Britain's Bird of Christmas

December 6, 2018

Whenever we are clearing an overgrown garden a robin generally appears.

In Europe, the robin is a more timid bird than in Britain, where it regularly followers gardeners (especially when they’re digging) in the hope they might turn up a tasty worm. Back in continental Europe, the robin has been observed following wild boar, which also dig the soil in search of tubers and roots. No doubt, the Forest of Dean robins are doing the same with the growing population of wild boar there.

The robin became Britain’s bird of Christmas largely because Victorian postmen, who wore a red tunic, were known as robin redbreasts. Robins began to appear on Christmas cards and other festive missives as a symbol of the red breasted messenger.


How to help Robins in your garden this winter

Robins are fairly broadminded in their choice of food, but like all small birds in winter, obtaining energy is the key. So, put out a range of high-value seeds (kibbled sunflower hearts are ideal), scattered on a bird table or in a bird feeder.

Also, you could put out balls of fat or ‘bird cake’ – a rich mixture of fat and seeds. Mealworms are a real treat for them too, it's a good idea to place them in a smooth-sided bowl so that they can’t escape.

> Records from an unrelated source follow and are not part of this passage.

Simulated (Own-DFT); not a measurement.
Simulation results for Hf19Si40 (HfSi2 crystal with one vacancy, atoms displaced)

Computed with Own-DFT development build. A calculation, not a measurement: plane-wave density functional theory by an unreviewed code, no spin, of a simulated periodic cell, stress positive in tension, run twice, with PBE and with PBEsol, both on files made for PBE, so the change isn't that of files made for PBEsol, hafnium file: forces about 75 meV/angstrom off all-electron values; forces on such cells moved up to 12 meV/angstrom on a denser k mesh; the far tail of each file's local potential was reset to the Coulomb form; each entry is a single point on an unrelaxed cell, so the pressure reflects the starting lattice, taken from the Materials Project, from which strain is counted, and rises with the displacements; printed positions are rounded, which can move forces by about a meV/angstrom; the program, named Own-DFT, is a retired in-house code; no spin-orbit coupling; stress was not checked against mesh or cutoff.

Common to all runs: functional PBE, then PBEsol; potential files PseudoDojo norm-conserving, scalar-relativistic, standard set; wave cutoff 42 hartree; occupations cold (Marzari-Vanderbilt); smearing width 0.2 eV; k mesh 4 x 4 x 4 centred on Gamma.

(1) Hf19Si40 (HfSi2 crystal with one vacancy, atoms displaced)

Winter is a good time to put up nest boxes for Robins. They need open-fronted ones that are hidden away behind foliage or climbing plants so that they don’t attract the attention of cats.


Even if you can just put a little feed out in the garden for our festive friends, it will help their population over winter so they can continue to keep our gardens bright with their orange flame through the dreary winter months.